For a writer to describe something impossible or inconceivable, they might use metaphors, similes, understatement, incomplete phrases, invented words, blank spaces, ellipses…

Science Fiction writers often have that problem, and writers of Realistic or Hard Sci-Fi need to be particularly adept at describing things that do not (yet) exist. William Gibson, for instance, coined the term “cyberspace” for “widespread, interconnected digital technology” in his short story “Burning Chrome” (1982). He made up the term. There was no such word before he made it up, but after the success of his story, it slowly came into use. Now, it just a normal term.

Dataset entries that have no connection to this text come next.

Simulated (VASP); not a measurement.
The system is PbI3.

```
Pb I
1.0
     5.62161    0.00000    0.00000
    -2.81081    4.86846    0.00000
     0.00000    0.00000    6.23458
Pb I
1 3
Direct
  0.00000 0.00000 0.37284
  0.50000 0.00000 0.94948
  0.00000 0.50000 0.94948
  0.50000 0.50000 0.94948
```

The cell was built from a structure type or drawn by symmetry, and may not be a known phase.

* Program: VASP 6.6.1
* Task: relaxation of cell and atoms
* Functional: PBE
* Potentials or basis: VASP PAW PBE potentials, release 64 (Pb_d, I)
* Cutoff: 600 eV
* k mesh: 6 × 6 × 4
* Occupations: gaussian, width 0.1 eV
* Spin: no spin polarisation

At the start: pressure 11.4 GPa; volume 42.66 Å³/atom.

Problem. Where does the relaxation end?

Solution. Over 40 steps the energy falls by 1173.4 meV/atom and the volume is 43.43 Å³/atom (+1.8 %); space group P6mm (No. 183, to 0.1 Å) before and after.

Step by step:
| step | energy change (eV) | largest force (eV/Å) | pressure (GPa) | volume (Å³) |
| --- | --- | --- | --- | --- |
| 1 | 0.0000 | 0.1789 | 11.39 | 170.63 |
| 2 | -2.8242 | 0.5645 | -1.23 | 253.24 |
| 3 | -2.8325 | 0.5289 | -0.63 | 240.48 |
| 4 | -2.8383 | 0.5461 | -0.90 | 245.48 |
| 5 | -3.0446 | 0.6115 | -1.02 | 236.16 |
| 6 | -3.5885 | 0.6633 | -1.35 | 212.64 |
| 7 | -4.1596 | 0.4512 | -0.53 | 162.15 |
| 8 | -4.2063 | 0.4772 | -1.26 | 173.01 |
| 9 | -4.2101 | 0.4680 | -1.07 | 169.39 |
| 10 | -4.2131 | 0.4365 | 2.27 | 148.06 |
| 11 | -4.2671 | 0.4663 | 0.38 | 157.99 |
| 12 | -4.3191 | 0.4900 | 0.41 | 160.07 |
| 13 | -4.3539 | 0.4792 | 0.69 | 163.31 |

So, what did Paul Auster (1947 – 2024) do when it came to describing the impossible thing that forms the crux of his 1994 novel, Mr. Vertigo?

Mr. Vertigo, by Paul Auster, originally published in 1994 by Faber and Faber.

Describe something that is impossible

Mr. Vertigo is about a street kid who becomes famous for being able to actually fly, walk on air, and levitate – all by himself. No crookery, no magic, no sleight-of-hand, no stagecraft, no CGI. The novel has other themes, but the dilemma of orphaned “Walt” is that the very thing that he learns to do, which saves him from starvation and abuse, is the thing that can kill him, and almost does. It’s about that old adage of; be careful what you wish for, because you just might get it.

Auster tells the story most engagingly. It reads well. You follow Walt’s relationship with “Master Yehudi”, his trainer and manager, and you set aside your suspension of disbelief for the most part. You see Walt becoming a man. The suspense builds and the moment approaches. Haven’t you ever dreamed you could fly? Remember the sensation? Disbelief, joy, freedom, all combined, and then you wake up?

Like in a dream, foreshadowings of that moment in the story can be inferred and hinted at. But there has to be a moment when Walt actually levitates, and, to be convincing, it has to be unambiguous and direct. Here it is, 62 pages into the 293 pp. novel:


“There was no more tears to be gotten out of me – only a dry, choked heaving, an aftermath of the hiccups and scorched, airless breaths. Presently I grew still, almost tranquil, and bit by bit a sense of calm spread through me, radiating out among my muscles and oozing towards the tips of my fingers and toes. There were no more thoughts in my head, no more feelings in my heart. I was weightless inside my own body, floating on a placid wave of nothingness, utterly detached and indifferent to the world around me.

And that’s when I did it for the first time – without warning, without the least notion that it was about to happen. Very slowly, I felt my body rise off the floor. The movement was so natural, so exquisite in its gentleness, it wasn’t until I opened my eyes that I understood my limbs were touching only air. I was not far off the ground – no more than an inch or two – but I hung there without effort, suspended like the moon in the night sky, motionless and aloft, conscious only of the air fluttering in and out of my lungs.

I can’t say how long I hovered like that, but at a certain moment, with the same slowness and gentleness as before, I eased back to the ground.”


(Photo of Paul Auster from Al Majalla Magazine, “US writer Paul Auster looks on in Lyon on January 16, 2018.” Photo by Jeff Pachoud/AFP. Extract from Mr. Vertigo, by Paul Auster, Penguin Books, 1995, p. 62)


Strangely beautiful, isn’t it? After this, Walt learns to hover at will, longer, higher, faster, with movement, across empty spaces, until he actually flies. Imagine having that sense of nothingness upon which gravity has no effect. The description works for me, and ever since I read it the first time, I’ve imagined that this is what flying without wings – without any aids – is like. Or what being weightless in a spaceship in outer space could feel like.

This is why I keep a copy of Mr. Vertigo in my book collection. I enjoy reading Auster’s vivid descriptions of impossible things, such as walking on air. I wonder how he knew?